For an evening of fine dining, the Blue Star Brasserie on 14th Avenue has become our go-to choice on the Vero Beach mainland.
When chef Kitty Wagner opened this restaurant in Vero’s Old Downtown as the Blue Star Bourbon Bar and Southern Kitchen in 2013, the ambiance was about as casual and roughhewn as the name. Five years later, it’s still casual – but each year, it also becomes more elegant.
And when we visited last week, the piano stylings of Jim Van Voorheis provided an excellent backdrop for an evening of comfortable but gracious dining.
Word of how good this restaurant has become is clearly getting around, because even on a summer Vero evening, it was fortunate that we had booked ahead.
Seated far enough from the piano for easy table conversation, our very attentive server quickly took our wine order, and returned with a basket of the Blue Star’s rosemary rolls.
For appetizers, I decided to have the chilled cucumber and dill soup ($8), my husband opted for the foie gras ($24), and our companion ordered the escargot saute ($14).
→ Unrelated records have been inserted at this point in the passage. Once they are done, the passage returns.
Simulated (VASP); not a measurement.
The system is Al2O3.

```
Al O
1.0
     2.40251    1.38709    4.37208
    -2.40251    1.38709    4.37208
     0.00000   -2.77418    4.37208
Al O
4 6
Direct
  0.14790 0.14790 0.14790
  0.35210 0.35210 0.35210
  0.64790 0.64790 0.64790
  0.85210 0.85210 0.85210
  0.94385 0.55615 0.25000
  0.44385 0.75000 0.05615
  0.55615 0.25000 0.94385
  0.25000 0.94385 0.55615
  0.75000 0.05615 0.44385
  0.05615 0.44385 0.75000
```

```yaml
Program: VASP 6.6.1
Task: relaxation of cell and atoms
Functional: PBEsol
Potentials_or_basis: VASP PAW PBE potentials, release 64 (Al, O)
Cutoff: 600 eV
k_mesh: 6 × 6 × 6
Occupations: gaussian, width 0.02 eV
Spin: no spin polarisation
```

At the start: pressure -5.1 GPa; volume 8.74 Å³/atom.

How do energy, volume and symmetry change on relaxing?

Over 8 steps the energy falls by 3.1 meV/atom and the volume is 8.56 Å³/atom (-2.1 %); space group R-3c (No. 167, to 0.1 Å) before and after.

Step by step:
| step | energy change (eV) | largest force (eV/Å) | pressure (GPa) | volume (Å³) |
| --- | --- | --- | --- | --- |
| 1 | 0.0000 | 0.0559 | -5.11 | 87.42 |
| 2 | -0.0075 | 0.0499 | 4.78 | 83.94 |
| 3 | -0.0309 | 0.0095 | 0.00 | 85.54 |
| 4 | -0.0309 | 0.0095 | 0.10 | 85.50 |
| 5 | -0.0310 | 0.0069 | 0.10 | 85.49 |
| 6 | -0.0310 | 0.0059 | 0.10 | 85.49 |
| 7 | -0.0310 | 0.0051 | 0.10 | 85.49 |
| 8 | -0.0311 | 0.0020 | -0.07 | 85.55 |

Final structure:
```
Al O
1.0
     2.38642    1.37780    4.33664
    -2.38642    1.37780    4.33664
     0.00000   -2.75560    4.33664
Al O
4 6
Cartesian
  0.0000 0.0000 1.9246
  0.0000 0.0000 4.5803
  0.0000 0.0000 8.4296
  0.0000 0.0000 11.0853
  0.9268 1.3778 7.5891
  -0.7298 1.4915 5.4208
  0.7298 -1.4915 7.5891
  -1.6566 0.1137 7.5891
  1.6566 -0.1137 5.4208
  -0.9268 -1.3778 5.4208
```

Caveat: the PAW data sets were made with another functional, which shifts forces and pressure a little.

The soup, made with nonfat Greek yogurt, was light and refreshing – the perfect starter on a hot summer night. The pan-seared foie gras was exquisite, served with a blueberry and blackberry chutney and accompanied by a petite mixed green salad.
And Kitty’s escargot sautee – not your classic presentation, but a deconstructed dish with tender snails surrounded by bacon, shallots, and slices of apple, and a square of puff pastry on the side as a garnish – was great, as always.
Then for entrées, I ordered the diver sea scallops ($36), my husband chose the lobster risotto ($38), and our companion went for the swordfish ($34).
My dish consisted of four pan-seared jumbo scallops served on top of a shitake, tomato and spinach orzo with a little bit of goat cheese and a basil pesto. Accompanied by grilled asparagus, it was a fabulous dish.
Our companion’s very thick cut of swordfish was cooked perfectly, nice and moist, and complemented by a roasted tomato, caper and olive ragout.
But my husband’s lobster risotto was absolutely amazing – the meat from a pound-and-a-half Maine lobster, removed from the shell, and served on top of a shitake, leek, tarragon, parmesan, white wine risotto. Superb.
On another recent visit, I started with a very light and refreshing summer watermelon salad ($14), and my husband enjoyed an excellent Maine lobster bisque ($12).
Then for entrées, I chose the pan-seared Faroe Island salmon ($28) – always very good here, and on this visit served atop succotash – and my husband had one of his favorites, the sautéed calves liver and fried onions ($28) served with whipped potatoes.
On neither of these recent outings, alas, did we have room for one of the Blue Star’s delicious homemade desserts.
This summer’s special deal (every restaurant seems to have one) is a free bottle of wine with every two entrées or four appetizers. And these are pretty good wines. The nights we were there, we opted for the Bogle chardonnay.
Dinner for two, if you have an appetizer, entrée and dessert, can still run $90 to $100 before tip – even with the wine special – but it can come in considerably less if you dine light on the interesting selection of small plates.
Chef Kitty has been through a number of restaurant iterations – some we really liked, some less so – in her years in Vero Beach. At the Blue Star Brasserie, she currently is at the top of her game.
The reviewer dines anonymously at restaurants at the expense of Vero Beach 32963.